It holds that  $b(κ) = d(ν)$, if  $ν$  is represented as a dual number and the resulting three bits are written as  $κ$  in reverse order.  For example

  •   $ν = 1$  $($binary  $001)$  is followed by  $κ = 4$  $($binary  $100)$,
  •   $d(2)$  remains at the same position  $2$  $($binary  $010)$.

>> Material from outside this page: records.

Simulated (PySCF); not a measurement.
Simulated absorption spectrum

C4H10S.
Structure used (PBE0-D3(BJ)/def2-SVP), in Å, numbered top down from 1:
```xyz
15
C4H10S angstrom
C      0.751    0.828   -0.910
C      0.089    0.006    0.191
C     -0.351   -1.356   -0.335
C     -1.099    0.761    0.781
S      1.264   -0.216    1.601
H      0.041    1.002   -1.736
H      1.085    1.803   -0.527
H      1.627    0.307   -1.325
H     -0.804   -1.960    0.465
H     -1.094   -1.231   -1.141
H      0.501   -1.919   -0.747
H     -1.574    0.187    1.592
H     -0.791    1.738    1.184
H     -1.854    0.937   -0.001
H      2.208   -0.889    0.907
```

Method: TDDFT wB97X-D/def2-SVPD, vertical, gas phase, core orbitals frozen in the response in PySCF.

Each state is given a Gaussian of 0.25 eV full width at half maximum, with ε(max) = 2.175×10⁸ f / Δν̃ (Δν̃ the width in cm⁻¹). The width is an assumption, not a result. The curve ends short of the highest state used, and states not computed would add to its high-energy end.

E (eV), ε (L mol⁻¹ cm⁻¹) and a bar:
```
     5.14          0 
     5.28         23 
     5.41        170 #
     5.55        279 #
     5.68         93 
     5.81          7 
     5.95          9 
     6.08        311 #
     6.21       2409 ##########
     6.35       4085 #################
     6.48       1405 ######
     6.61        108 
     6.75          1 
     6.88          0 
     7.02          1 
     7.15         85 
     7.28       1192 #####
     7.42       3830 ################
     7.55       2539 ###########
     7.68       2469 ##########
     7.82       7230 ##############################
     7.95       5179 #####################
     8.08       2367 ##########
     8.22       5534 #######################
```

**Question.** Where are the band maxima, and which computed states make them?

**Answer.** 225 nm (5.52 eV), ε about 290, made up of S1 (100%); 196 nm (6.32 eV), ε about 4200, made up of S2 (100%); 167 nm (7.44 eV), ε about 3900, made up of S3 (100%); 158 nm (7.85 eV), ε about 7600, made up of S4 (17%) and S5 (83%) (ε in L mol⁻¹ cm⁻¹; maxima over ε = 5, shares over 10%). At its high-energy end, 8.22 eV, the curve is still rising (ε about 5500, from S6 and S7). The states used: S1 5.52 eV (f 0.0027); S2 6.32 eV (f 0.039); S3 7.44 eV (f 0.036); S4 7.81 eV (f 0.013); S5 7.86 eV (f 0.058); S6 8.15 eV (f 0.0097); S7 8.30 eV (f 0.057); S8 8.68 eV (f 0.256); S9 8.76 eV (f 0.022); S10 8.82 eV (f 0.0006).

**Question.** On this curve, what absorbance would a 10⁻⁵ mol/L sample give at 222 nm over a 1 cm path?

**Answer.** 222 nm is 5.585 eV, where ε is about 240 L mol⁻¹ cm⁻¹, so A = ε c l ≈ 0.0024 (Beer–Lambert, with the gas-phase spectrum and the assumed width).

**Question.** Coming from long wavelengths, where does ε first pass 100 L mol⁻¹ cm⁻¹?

The actual FFT algorithm happens for the example  $N = 8$  in  $\log_2 N = 3$  stages, denoted  $L = 1$,  $L =2$  and  $L = 3$.  Further:

  • In each stage, four basic operations - so-called  butterflies  - are to be performed.
  • The values at the output of the first stage are designated in this task as  $X(0),\hspace{0.03cm}\text{...} \hspace{0.1cm} , X(7)$,
    those of the second as  $Y(0), \hspace{0.03cm}\text{...} \hspace{0.1cm} , Y(7)$.
  • After the third and last stage, all values must be divided by  $N$. 
    The final result  $D(0), \hspace{0.03cm}\text{...} \hspace{0.1cm} , D(7)$  is available here.




Hint:



Questions

1

Calculate the DFT coefficient  $D(\mu=3)$.

$D(\mu=3) \ = \ $

2

Calculate the DFT coefficient  $D(\mu=4)$.

$D(\mu=4) \ = \ $

3

Determine the initial values  $X(0)$, ... , $X(7)$  of the first stage.  Which of the following statements are true?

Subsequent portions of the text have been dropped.